Wednesday, October 28, 2015

November is National Novel Writing Month

November is National Novel Writing Month (NaNoWriMo). This is an annual event that encourages people to write a novel between November 1 and November 30. Many bestselling novels began as part of National Novel Writing Month. These include Cinder by Marissa Meyer, Fangirl by Rainbow Rowell, The Night Circus by Erin Morgenstern, and Water for Elephants by Sara Gruen .

The web-based nonprofit NaNoWriMo ( was created to help aspiring novelists meet the goal of writing 50,000 words, which is the minimum length for a novel. Its objective is to help writers produce a workable rough draft rather than publication ready story. Participation is free. Users need only to register for an account. Then beginning mid-month, they can start uploading their text to verify the word count. Novels can be written in any language and any genre with any theme whatsoever. Quite simply, if you believe you’re writing a novel, then so does NaNoWriMo. It offers the support of an online community in addition to writing resources and pep talks from established authors.

KHCPL is a 2015 NaNoWriMo Come Write In! Center. KHCPL South will host a NaNoWriMo Come Write In! workshop from 2:00 to 5:00 p.m. every Sunday in November. Meet with other writers. Swap ideas. Get inspired. Or simply write.

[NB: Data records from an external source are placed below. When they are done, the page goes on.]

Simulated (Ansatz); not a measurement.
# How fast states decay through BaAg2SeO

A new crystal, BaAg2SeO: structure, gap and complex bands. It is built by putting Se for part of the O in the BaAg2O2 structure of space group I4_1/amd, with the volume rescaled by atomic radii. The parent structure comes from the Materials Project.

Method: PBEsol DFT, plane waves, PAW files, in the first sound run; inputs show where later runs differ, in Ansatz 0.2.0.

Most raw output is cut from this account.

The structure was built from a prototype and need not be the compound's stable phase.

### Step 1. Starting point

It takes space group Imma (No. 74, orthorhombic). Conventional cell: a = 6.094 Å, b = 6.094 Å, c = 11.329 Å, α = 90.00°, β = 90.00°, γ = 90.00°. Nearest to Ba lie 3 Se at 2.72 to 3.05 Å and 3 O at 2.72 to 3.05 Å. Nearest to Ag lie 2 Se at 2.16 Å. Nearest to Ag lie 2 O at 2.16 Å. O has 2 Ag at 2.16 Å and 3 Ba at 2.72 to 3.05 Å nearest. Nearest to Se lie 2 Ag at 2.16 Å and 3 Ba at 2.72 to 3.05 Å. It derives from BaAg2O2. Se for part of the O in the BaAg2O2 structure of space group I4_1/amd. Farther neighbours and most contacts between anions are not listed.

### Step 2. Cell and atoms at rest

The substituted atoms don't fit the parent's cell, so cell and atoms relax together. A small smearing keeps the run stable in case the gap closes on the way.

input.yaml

KHCPL also offers free Wi-Fi, quiet study rooms, and public access computers. Our collection contains both books to help you hone your writer skills and conduct research.

Writers’ Manuals in KHCPL’s Collection include:
Art of Memoir by Mary Karr
Bird by Bird by Anne Lamott
Characters & Viewpoint by Orson Scott Card
The Elements of Style by William Strunk Jr. and E. B. White
On Writing by Stephen King 
Steering the Craft by Ursula K. Le Guin 
Writing Down the Bones by Natalie Goldberg 
Zen in the Art of Writing by Ray Bradbury
Indiana’s own Kurt Vonnegut, Jr., offers this sage advice for writing:

1. Use the time of a total stranger in such a way that he or she will not feel the time was wasted.
2. Give the reader at least one character he or she can root for.
3. Every character should want something, even if it is only a glass of water.
4. Every sentence must do one of two things – reveal character or advance the action.
5. Start as close to the end as possible.
6. Be a sadist. No matter how sweet and innocent your leading characters, make awful things happen to them–in order that the reader may see what they are made of.
7. Write to please just one person. If you open a window and make love to the world, so to speak, your story will get pneumonia.
8. Give your readers as much information as possible as soon as possible. To heck with suspense. Readers should have such complete understanding of what is going on, where and why, that they could finish the story themselves, should cockroaches eat the last few pages.
The genre-defying storyteller Neil Gaiman offers these rules for writing:

1. Write.
2. Put one word after another. Find the right word, put it down.
3. Finish what you're writing. Whatever you have to do to finish it, finish it.
4. Put it aside. Read it pretending you've never read it before. Show it to friends whose opinion you respect and who like the kind of thing that this is.
5. Remember: when people tell you something's wrong or doesn't work for them, they are almost always right. When they tell you exactly what they think is wrong and how to fix it, they are almost always wrong.
6. Fix it. Remember that, sooner or later, before it ever reaches perfection, you will have to let it go and move on and start to write the next thing. Perfection is like chasing the horizon. Keep moving.
7. Laugh at your own jokes.
8. The main rule of writing is that if you do it with enough assurance and confidence, you're allowed to do whatever you like. (That may be a rule for life as well as for writing. But it's definitely true for writing.) So write your story as it needs to be written. Write it ­honestly, and tell it as best you can. I'm not sure that there are any other rules. Not ones that matter.
The charmingly irascible Patrick Rothfuss explains his one true rule of writing:

1. Yay, Verily. You Must Sit Down and Write.
1a. Thou shalt not go see a movie instead. Or watch reality TV. Thou shalt write. No. Stop. You don’t need to clean out the fridge right now. Neither dost thou need to sort the recycling. I’m not even kidding. Go and write.
1b. Thou shalt not just think about writing. Seriously. That is not writing. The worst unpublished novel of all-time is better than the brilliant idea you have in your head. Why? Because the worst novel ever is written down. That means it’s a book, while your idea is just an idle fancy. My dog used to dream about chasing rabbits; she didn’t write a novel about chasing rabbits. There is a difference.
1c. Thou shalt not read, either. I know it’s book-related, but it’s not actually writing. Yes, even if it’s a book about how to write. Yes, even if you’re doing research. You can research later. Sit. Down. Write.

So I say unto you: You don’t have to start entirely from scratch. (But you can’t count previously written words in your word count. Obviously.)

So I say unto you: Revise sometimes.

So I say unto you: Follow your enthusiasm.